Anamorfosi
Allegri, Monteverdi
Le Poème Harmonique, Vincent Dumestre
Alpha 438. 73’10
Gregorio Allegri: Miserere mei, Deus
Luigi Rossi: Un allato messagier
Claudio Monteverdi: Si dolce è ‘l martire
Anon: Domine, ne in furore tuo
Domenicho Mazzocchi: Breve è la vita nostra
Antonio Maria Abbatini: Sinfonia La comica del cielo
Marco Marazzoli: Chi fà, Un sonno ohimè
Claudio Monteverdi: Maria, quid ploras, Pascha concelebranda
The word “Anamorphosis” is described by Wikipedia as “a distorted projection or perspective requiring the viewer to occupy a specific vantage point, use special devices or both to view a recognizable image”. In the UK it is perhaps best known through its use Holbein’s famous 1533 painting The Ambassadors where what seems to be an elongated smudge across the bottom of the painting turns out to be a skull (a memento mori) when viewed sideways from the right-hand corner of the picture. It is that notion of artistic distortion that Vincent Dumestre and his Le Poème Harmonique explore in musical terms in this recording of music from the early Baroque era, a period when the structures of the Renaissance were successively deconstructed, and viewed from a different perspective through a lens of ornamentation and elaboration.
The recording opens with Allegri’s famed 1630 Miserere, but not as you may know it. The alternating chanted and harmonised verses are based on the familiar versions, but with an extraordinary kaleidoscope of vocal elaborations enfolding the vocal lines. Given the background to the piece, and the known practice of improvised ornamentation, there is no reason why this version is not just as close to the elusive original as many other versions – possibly a lot closer.
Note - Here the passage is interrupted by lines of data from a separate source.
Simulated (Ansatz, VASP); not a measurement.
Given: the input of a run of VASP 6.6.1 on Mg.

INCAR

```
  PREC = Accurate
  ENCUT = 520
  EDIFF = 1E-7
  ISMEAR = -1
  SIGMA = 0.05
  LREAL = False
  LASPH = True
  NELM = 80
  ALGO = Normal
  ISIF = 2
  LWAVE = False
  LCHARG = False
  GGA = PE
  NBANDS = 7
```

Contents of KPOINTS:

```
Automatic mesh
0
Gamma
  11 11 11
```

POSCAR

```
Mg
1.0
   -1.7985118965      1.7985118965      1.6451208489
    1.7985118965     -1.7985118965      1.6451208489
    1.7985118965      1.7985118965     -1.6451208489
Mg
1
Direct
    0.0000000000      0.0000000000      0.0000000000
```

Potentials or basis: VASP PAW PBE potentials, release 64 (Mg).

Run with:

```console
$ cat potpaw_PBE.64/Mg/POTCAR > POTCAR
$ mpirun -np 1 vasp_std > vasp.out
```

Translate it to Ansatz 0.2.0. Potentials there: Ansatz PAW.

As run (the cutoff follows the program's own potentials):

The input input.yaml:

The recording continues with related musical slights of hand, notably that of altering the text of pieces whilst retaining the music. Example here are Monteverdi’s Lamento from Ariano, transformed into the sacred lament Pianto della Madonna, and Rossi’s famed Lament of the Queen of Sweden transformed into a lament on the death of Christ. Examples of parody include an opera performed in front of the same Queen of Sweden – Marazzoli’s La vita humana.
The 9 singers and 8 instrumentalists of Le Poème Harmonique are on very impressive form, notably Deborah Cachet, soprano, and Eva Zaicik, mezzo. Although the organ looks (from the recording photos) to be a standard-issue box organ it makes its presence heard well.